I finished up my whirlwind tour on Sunday in nearby Hellertown at 9:30 am. I was asked to lead a summer service, focusing on ‘Community Singing’, so I had a chance to play for a few kids, some families and elder folks in the congregation. I’ve done these before and I enjoy, once again, trying to mix in the children’s stuff with the adult. There were only a few kids today, so I didn’t bring in the bag and went with All God’s Critters for the children’s section.

I did get to play “Bird of Paradise” and “Branching Out” as a prelude, offered a few comments and the service launched. I was warned not to go beyond one hour, seeing how it was a summer service, and I obliged. I was glad to offer another new tune “We Are Welcomed” that I’ve recently worked up. It’s still in developmental stage, but this was the perfect place to drag it out in the public ear. It worked quite well, and I thank Claudia Schmidt for introducing it to me through my radio show two weeks ago. It’s now up and running.

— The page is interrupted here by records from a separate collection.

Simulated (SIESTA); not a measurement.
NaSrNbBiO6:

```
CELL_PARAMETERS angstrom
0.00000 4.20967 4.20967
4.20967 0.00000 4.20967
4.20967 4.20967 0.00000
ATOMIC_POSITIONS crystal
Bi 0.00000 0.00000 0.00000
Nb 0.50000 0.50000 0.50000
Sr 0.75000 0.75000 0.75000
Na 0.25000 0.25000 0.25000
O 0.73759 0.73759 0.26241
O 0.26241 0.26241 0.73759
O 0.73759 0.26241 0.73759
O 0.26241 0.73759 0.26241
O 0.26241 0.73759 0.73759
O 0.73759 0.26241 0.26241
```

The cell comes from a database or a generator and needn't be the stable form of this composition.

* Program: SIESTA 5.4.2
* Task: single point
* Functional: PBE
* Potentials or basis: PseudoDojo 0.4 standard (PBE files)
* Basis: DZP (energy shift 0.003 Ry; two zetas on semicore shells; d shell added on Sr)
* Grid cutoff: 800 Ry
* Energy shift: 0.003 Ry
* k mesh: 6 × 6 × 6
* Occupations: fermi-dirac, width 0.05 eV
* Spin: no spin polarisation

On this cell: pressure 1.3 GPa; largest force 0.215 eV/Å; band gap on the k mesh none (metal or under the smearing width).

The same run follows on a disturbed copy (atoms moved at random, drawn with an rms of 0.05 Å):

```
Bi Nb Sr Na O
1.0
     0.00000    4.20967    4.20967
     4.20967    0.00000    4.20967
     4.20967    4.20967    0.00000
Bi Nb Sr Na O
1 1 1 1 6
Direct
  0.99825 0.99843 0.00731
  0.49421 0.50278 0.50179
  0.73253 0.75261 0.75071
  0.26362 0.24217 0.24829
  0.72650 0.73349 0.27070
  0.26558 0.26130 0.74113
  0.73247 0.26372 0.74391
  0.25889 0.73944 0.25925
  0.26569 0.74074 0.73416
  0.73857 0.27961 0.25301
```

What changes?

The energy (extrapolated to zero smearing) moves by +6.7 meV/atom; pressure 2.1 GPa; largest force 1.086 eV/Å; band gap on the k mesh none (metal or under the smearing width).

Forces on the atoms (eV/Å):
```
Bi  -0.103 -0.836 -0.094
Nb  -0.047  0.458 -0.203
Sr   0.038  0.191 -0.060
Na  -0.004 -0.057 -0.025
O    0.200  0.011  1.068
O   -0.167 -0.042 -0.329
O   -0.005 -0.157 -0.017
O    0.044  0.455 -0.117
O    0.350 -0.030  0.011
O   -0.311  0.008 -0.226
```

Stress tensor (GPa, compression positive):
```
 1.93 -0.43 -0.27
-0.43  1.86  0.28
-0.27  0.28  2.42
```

I was asked to do “the message” about community singing, and decided to do it on the fly and finish it up with “Lessons From Pete”. I found myself talking about singing in church as a child, standing next to my dad (who was a really good singer), and feeling proud that I could raise my voice and sing with my family and the congregation. I surprised myself with that observation. I seldom credit my father’s place in my musical heritage, and today, this brought it back home, so to speak.

I followed with “Lessons from Pete” which I didn’t quite nail down. Drat.

Due to a snafu in the program, I had a chance to fill a slot and I did “I Can See Clearly Now”, again another opportunity to work this fine song out in public. I’m still working on finding the best way to get the audience to sing the ‘Bright’s’ back to me. If I can work this out, this will be a keeper.

I wrapped up the service with “Magic Penny” getting the folks to sing their parts (women, men, kids, all, all a capella… a nice community celebration of voice). I followed with the postlude with some mandolin tunes.

As it turned out, it was about 45 minutes, well under the fore-warned hour limit, and I thought everyone got something out of it. I got several compliments, waves, smiles, etc. as folks left, sold a few CD’s and did a good job for local congregation’s summer service.

Three gigs in less than 24 hours. I got paid well and I was out in the community doing my craft. That’s pretty cool.